I.e., there was no rocket science involved with *making* UNIX systems
handle leap seconds - the system supplier just had to pick up the code
you wrote and the tables. Unfortunately, POSIX's erroneous decision
gave a strong incentive *not* to do so....
They continue:
...but most systems are probably not synchronized to any
standard time reference. Therefore, it is inappropriate to
require that a time represented as seconds since the Epoch
precisely represent the number of seconds between the reference
time and the Epoch.
which is certainly correct, but, as I remember, I presented precisely
that argument in an attempt to get POSIX to *ALLOW* leap-seconds to be
used - i.e., given that most systems aren't synchronized, worrying about
a few leap seconds in those systems is silly and shouldn't be used to
justify forbidding a system to keep track of them, and, on those systems
that *are* synchronized, you probably *want* to keep track of leap
seconds!
They then proceed with:
It is important that the interpretation of time names and
"seconds since the Epoch" values be consistent across conforming
systems. That is, it is important that all conforming systems
interpret "536 457 599 seconds since the Epoch" as 59 seconds,
59 minutes, 23 hours 31 December 1986, regardless of the
system's idea of the current time. The expression is given to
assure a consistent interpretation, not to attempt to specify
the calendar. The relationship between "tm_yday" and the day of
week, day of month, and month is presumed to be specified
elsewhere, and not given in this standard.

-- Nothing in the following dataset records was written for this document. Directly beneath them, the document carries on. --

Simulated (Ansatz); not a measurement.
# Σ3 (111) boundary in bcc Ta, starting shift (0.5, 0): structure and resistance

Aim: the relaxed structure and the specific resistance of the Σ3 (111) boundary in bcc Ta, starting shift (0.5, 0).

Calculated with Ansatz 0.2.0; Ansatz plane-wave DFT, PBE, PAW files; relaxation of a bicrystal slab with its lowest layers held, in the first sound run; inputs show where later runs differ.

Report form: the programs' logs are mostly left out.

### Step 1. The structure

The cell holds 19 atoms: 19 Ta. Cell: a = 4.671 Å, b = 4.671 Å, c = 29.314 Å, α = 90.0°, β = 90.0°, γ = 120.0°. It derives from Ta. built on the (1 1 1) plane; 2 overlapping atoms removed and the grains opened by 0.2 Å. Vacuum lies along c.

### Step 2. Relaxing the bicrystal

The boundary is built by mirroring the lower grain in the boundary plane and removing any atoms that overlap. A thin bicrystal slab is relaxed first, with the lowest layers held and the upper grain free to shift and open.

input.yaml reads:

Consistent interpretation of "seconds since the Epoch" can be
critical to certain types of distributed applications that rely
on such timestamps to synchronize events. The accrual of leap
seconds in a time standard is not predictable. The number of
leap seconds since the Epoch will likely increase.
Such distributed applications, I suspect, don't give a damn whether
"536 457 599 seconds since the Epoch" is 31 December 1986 23:59:59 or
not; I suspect they largely deal only in "units of time since some
standard epoch" values, not in those peculiar labels that humans insist
on using to designate instants of time. If any *do* care, I suspect
they could be fixed not to care.
I.e., the only places I'd expect the behavior of "localtime()" and
"mktime()" and "gmtime()" and company with respect to leap seconds to be
relevant are:
1) when interacting with human beings, i.e. printing out times
or writing them in human-readable form to a file, or reading
them from what some person types in - but I suspect the only
effect on humans would be very occasional confusion if the
human happens to say "date" and it calls "time()" when the
leap second is in progress and prints out a date value like
"12:30:61".
2) when interacting with some time source that deals in
human-style time labels rather than time units since some
epoch - but either
1) that time source knows about leap seconds, in which
case it might be a *good* thing for "localtime",
"gmtime()", "mktime()", and company to take leap
seconds into account;
2) that time source *doesn't* know about leap seconds,
in which case it's probably off by a few seconds, and
the fact that "localtime()" or "mktime()" or
"gmtime()" produce labels that are off by a few
seconds probably doesn't matter anyway.
> and the NTP
> implementors seem to favour a complex system that jumps the clock.
I may be misreading the spec, but, given that the NTP V3 timestamps are,
in fact, represented as time units since some epoch (2^-32-seconds since
00:00:00 UTC January 1 1900, as I read the spec), I think the whole
point of leap seconds in NTP V3 is to inform NTP clients that, when
converting time-units-since-some-epoch time stamps to human-style
labels, the scale used to do such conversion will shift.
In particular, they correctly note that
The insertion of leap seconds in UTC and subsequently into NTP
does not affect the UTC or NTP oscillator, only the conversion
to conventional civil UTC time.
The UNIX clock is assumed to track the UTC or NTP oscillator, i.e. to
start at 0 at some particular UTC value, and go up by 1 every time the
oscillator goes up by some value of N. "gmtime()" is the routine that
converts the UNIX clock to "conventional civil UTC time", as I
understand it.
I.e., I suspect that they're trying to cope with systems that don't know
how to take leap seconds into account when converting timestamp-style
clocks to "conventional civil time"; however, as UNIX systems with the
Olson code including your leap-second code, and with timezone files
containing correct leap-second data, *do* know how to take leap seconds
into account while doing so (even if they risk the wrath of the
Institute of Electrical and Electronic Engineers in doing so).